Federal Appeals Court Requires Insurers to Defend Patent Infringement Suit Under Standard Commercial Liability Policies
October 25, 2011
Insurance companies consistently assert that Commercial General Liability (“CGL”) insurance, routinely purchased by most businesses, provides no coverage for patent infringement lawsuits. An October 17, 2011 decision of a federal appeals court in Colorado has rejected that view, however, holding that CGL insurers may be bound at least to fund an insured company’s defense of patent litigation where the invention at issue has potential promotional uses.
In Dish Network Corp. v. Arch Specialty Ins. Co., the United States Court of Appeals for the 10th Circuit held that CGL coverage for “advertising injury” stemming from “misappropriation of advertising ideas” can extend to patent infringement claims. In Dish the insured was alleged to have infringed a patent for an automated customer service telephone system used as a means of conveying content to, and tailoring interactions with, customers. Although the insurers pointed out that the policy did not expressly promise coverage for patent litigation, the Court concluded that “advertising injury” coverage applied. The Court reasoned that the complaint alleged a potentially covered claim because the patented technology “could theoretically be used for advertising purposes,” and the complaint left open the possibility that the insured used the technology to promote its products (such as by making “up-sell offers tailored to a specific caller”). In so holding, the Court echoed the reasoning of another federal appeals court in California and an appellate court in the state of Washington, both of which affirmed coverage in similar circumstances.

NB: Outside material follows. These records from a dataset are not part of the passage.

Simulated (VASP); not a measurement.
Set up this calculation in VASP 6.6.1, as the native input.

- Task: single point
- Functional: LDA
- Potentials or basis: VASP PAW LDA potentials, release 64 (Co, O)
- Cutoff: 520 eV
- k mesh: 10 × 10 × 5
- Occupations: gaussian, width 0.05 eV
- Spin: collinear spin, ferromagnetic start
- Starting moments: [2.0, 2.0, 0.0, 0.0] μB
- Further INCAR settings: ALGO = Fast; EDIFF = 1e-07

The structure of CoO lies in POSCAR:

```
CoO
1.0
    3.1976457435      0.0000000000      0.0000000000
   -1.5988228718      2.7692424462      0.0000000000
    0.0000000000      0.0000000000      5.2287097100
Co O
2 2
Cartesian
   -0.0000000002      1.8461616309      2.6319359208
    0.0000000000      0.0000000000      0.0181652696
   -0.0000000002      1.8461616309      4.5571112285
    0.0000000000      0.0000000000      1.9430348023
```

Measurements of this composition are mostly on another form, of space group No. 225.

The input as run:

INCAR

The Dish Court was, however, quick to express agreement with decisions that have held CGL coverage inapplicable to patent cases in which an insured company “manufactured an infringing product and then merely advertised its misdeed.” Such conduct may constitute misappropriation of a patented product, but not of an invention that could be characterized as an idea about how to advertise products. Under Dish, the key to defense coverage lies in whether the complaint (i) alleges misappropriation of a patented product with a potential promotional use, and (ii) does not rule out the possibility that the insured used the product for promotional purposes. Coverage for liability likely would hinge on whether the liability is founded on actual misappropriation and use of a patented advertising idea.
In light of Dish, and given the high cost of defending patent infringement claims, whenever the patent at issue has a potential promotional application, close analysis of whether the underlying suit could be construed to allege “misappropriation of advertising ideas” is likely to be a worthwhile effort.